09.01.2014 Data Ingestion and Publication
From D4Science Wiki
Revision as of 17:42, 9 January 2014 by George.kakaletris (Talk | contribs)
Data Publication
Description of first implementation:
- OAI-PMH publishing is based on data returned by collection browsing (testing approach), via an ASL component.
Planned approach implementation:
- OAI-PMH "resources" (i.e. datasets) are mapped to search queries that are served by the OAI-PMH protocol provider at ASL level.
- Search is used in order to be able to expose all available indexed sources in a mixed manner, do being restricted on single source and is a different way of providing data instead of presenting them. (as mentioned, the browsing capability of search is currently being used).
- The brows approach A query construction It will also be automatically constructed by exploiting browsing capability. Also mapping sets to queries.
- An end-point providing information of all data sets exposed by a scope is provided as an ASL HTTP component.
- Metadata are mapped into DC format appropriate for OAI-PMH publishing:
- Custom schema is currently being used, intend to xslt transform each different schema to dc schema, in order to have OAI-PMH compliance.

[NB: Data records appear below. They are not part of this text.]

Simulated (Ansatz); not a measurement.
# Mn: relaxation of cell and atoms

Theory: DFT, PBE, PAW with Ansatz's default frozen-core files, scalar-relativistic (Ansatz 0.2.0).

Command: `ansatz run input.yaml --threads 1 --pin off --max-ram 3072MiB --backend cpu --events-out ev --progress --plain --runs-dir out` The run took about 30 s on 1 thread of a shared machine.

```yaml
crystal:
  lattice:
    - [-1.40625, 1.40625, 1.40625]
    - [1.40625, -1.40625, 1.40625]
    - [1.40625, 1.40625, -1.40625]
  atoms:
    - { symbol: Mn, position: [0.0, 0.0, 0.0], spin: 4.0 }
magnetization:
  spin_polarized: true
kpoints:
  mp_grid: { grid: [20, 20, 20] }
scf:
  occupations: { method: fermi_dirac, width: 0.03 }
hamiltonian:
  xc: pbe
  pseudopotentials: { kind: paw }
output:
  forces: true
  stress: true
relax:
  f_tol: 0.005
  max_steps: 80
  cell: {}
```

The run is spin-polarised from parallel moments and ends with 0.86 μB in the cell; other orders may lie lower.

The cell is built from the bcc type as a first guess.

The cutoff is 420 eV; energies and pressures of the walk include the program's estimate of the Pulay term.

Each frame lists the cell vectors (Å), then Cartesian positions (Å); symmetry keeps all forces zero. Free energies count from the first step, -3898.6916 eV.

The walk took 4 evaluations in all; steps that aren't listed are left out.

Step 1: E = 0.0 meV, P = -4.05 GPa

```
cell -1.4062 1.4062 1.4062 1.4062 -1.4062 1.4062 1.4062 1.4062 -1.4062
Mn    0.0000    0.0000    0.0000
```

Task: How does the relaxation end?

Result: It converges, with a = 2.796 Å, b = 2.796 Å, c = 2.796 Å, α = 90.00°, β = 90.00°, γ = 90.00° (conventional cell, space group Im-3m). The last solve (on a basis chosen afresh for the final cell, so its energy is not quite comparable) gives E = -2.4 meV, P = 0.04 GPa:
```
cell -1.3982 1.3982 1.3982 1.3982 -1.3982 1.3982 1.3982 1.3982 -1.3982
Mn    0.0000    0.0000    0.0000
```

- Transformations of hosted schemas into DC-lite are considered to be provided as XSLTs at the time of the configuration of the service.
Notes:
- The incremental OAI-PMH publishing cannot be supported.
Suggestions (by Leonardo C.):
- Provide a UI (portlet) for configuring the service (OAI-PMH resource name, search query definition, transformation to DC-Lite).
- Use an approach similar to simplified field mapping index resources, for creating the DC-Lite required schema of OAI-PMH Protocol. Additionally use the "common presentation fields" for deriving the DC-Lite record, so that it is homogeneous across all schemas.
- We should follow the general approach of having as many standards as possible supported so that we can maximize adoption, yet OAI-ORE is not a priority.
Decisions / Concerns / Highlights:
- A configuration UI must be provided along side the service components.
- The "search query" approach will be followed as it allows more complex views of the harvested / hosted metadata to be served by the system.
- The only blocking issue being that perhaps the "presentation" fields are too few to give any valuable DC-Lite record.
- OAI-ORE is not a major priority, so it will be considered after OAI-PMH is completed.
- Different sets to be published must be identified.
- Implementation phase will take place at least until March. Sooner if possible depending on other concurrent activities.
Data Ingestion
- Description:
- Intention to be capable of indexing various data sources. A number of plugins will be implemented that retrieve data from sources, provide data with xml representation. Forward data to gDTS for transformation and feed to index.
- Intermediate data are not stored anywhere. Process will be triggered during indexing as a program with unique uri and manager will take care of the whole process, from data retrieval to feeding.
- Example:
- rdbms data represented as xml, further transformed into rowsets, and index feed
- no incremental update. index swap at the moment. investigation in future
- Credentials for all sources stored on IS.
- Plugins will act as data provider, external to sources (within or out infrastructure), but must be able to access them
- Begin with rdbms data and expand to GIS data, timeseries etc. GeoNetwork can be accesed directly, exploit (convert) timeseries
Other topics
to be discussed in next TCOM:
- attach scope notation to the granularity of collection
- possible extentions of SmartGears